Summer crop used for feed and dry out a wet soil profile
Many farmers complain when it’s too dry but Mt Mercer sheep and cropping farmer Rob Cameron worries when it’s too wet.
In the past season he has addressed that problem by planting tillage radish. Rob’s 1500-hectare property about 30 minutes south of Ballarat is home to Merinos and cross-breds while wheat, barley, canola and faba beans are the main crops.
Rob, a fourth-generation farmer, used tillage radish for the first time last year to provide summer feed while getting rid of moisture in the soil.
“The last three years have been fairly wet for cropping so I put the radish in as an alternative over summer to get a bit of grazing but its main purpose was to try to suck some excess moisture out of the ground,” he said.
“Most of the time, if we get a drought, they’re our good years. They say there’s money in mud and there probably is, but we’ve got to try to utilise that moisture more efficiently and tillage radish has definitely been a help.
“It gave us summer feed for the sheep, which was a plus, but it was an extremely wet year and everything would have been wetter for sure if it wasn’t for the tillage radish.”
Rob plans to use it again this year, with some changes.
“There’s a lot to learn,” he said. “I tried it on several different stubbles – faba bean, canola, barley and wheat. I wouldn’t put it back into the canola stubbles because, being a fumigant plant, it never achieved its full potential and the volunteer canola was competing with it.”
At the other end of the spectrum was the faba bean stubble. “That was almost too good,” Rob said. “It was unbelievable feed; we had 1000 cross-bred ewes and you couldn’t find them it was so high.”
Its success might also create a source of revenue. “There was so much feed over summer, other farmers could have put their sheep on it. We could lease it over summer and get a return on it as well as sucking the soil dry.”
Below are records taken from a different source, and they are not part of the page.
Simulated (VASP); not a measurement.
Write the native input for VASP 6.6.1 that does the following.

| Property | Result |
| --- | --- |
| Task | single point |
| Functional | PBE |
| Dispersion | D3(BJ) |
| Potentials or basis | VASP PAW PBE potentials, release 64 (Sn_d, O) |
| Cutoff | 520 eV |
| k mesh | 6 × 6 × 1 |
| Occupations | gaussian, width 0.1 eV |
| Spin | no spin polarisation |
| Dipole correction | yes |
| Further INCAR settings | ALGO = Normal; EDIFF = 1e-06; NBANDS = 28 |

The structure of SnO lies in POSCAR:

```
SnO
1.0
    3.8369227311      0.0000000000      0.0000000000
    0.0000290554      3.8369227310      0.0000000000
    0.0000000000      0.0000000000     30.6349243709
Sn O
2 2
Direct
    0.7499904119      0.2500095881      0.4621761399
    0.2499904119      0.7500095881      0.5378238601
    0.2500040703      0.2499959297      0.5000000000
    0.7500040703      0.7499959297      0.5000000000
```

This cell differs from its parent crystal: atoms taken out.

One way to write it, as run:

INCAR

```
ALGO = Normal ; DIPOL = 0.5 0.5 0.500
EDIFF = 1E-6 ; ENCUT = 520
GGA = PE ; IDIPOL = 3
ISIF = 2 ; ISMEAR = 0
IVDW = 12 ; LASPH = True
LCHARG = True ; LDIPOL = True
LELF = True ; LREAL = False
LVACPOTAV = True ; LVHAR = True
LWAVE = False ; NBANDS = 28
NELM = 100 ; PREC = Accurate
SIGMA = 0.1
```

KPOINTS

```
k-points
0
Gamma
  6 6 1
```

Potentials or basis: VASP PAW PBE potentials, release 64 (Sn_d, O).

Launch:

Rob also plans to use it again on wheat and barley where it grew well and was well grazed by the sheep.
He planted tillage radish on 400 hectares. “There was so much feed everywhere we could have been carrying triple the livestock,” he said. “That’s a good problem to have.”
It was direct-drilled with a disc seeder in a simple process that helped to get through the heavy stubble loads after harvest.